Investment in industrial real estate in Europe fell by a fifth. Czech Republic is suffering from a lack of quality properties for sale

Industrial property investment in Europe fell by 21% year-on-year in Q1. The blame lies with the uncertain and less predictable global economic situation, or the effects of geopolitical instability in the Middle East, affecting the performance of the logistics market in particular. The total volume of EUR 7.5 billion for which warehouses and production halls on the European continent changed hands in the first quarter of this year is below the long-term quarterly average. However, data from real estate consultancy 108 REAL ESTATE, shared with BNP Paribas Real Estate as part of an alliance, shows that compared to traditional investment dominants such as France, the Netherlands, Germany and the UK, investor activity grew in Central European countries.

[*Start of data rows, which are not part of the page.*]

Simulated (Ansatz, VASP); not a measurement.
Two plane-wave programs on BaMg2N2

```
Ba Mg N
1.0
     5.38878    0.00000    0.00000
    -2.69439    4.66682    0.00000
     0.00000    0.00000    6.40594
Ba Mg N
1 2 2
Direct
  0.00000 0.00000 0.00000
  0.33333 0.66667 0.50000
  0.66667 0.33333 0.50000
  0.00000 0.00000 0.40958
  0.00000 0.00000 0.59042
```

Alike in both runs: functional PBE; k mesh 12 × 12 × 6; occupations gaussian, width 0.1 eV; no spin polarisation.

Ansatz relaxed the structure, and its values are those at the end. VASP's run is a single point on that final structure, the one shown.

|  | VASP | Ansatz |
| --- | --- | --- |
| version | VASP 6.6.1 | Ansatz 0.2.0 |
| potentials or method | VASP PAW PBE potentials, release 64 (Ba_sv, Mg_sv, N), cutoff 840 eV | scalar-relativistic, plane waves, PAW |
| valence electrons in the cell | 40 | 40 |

While in Poland industrial property sales reached record levels at the end of last year and interest has not waned this year, in the Czech Republic investors are facing a lack of suitable assets on the market. This could change at the end of the year if several developments, also on a speculative basis, are successfully completed.
"Over the past year, industrial property yields in the Czech Republic have fallen to the lowest level since the outbreak of the crisis in Ukraine. This translates into attractive selling prices for owners. Some of them have therefore decided to sell and are in a relative hurry. This is linked to the fear of the possible impact of further geopolitical instability, this time in the Middle East. For the ongoing transactions, we are monitoring offers at the prime yard level, which confirms the positive trend," explains Jakub Holec, CEO of 108 REAL ESTATE.
The Czech market is currently at the level of the prime yield of 5%, while in Poland it has fallen from 6.25% to 6% due to an excess of investment capital. From January to the beginning of April, EUR 37.3 million worth of halls and premises were sold in the Czech Republic.
According to 108 REAL ESTATE, investor interest in industrial properties in the Czech Republic is driven by their long-term high occupancy and relatively high, but above all stable rents. In the significant category of the highest achieved rents (net prime rent), there has been an increase from EUR 4.90 / month / m² to the current EUR 7.50 / month / m² since 2020. It has been at a similar level, with only percentage adjustments, for the last two years.
Compared to the rest of Europe, the Czech Republic thus has a chance to maintain its positive investment momentum, although foreign investors in particular are keeping a close eye on the European Central Bank's interest rate actions and its impact on 10-year government bond yields. However, for many, and especially domestic investment funds and groups, it is crucial that new industrial properties will be gradually released on the market. In the Czech Republic, 992 349 m² of industrial space is currently under construction. A further 525,000 m² are in the shell and core phase.
"Pre-leasing is thriving. Even new leases are in higher volumes than in the same period of the previous year," adds Matěj Indra, Head of Industrial Agency at 108 REAL ESTATE.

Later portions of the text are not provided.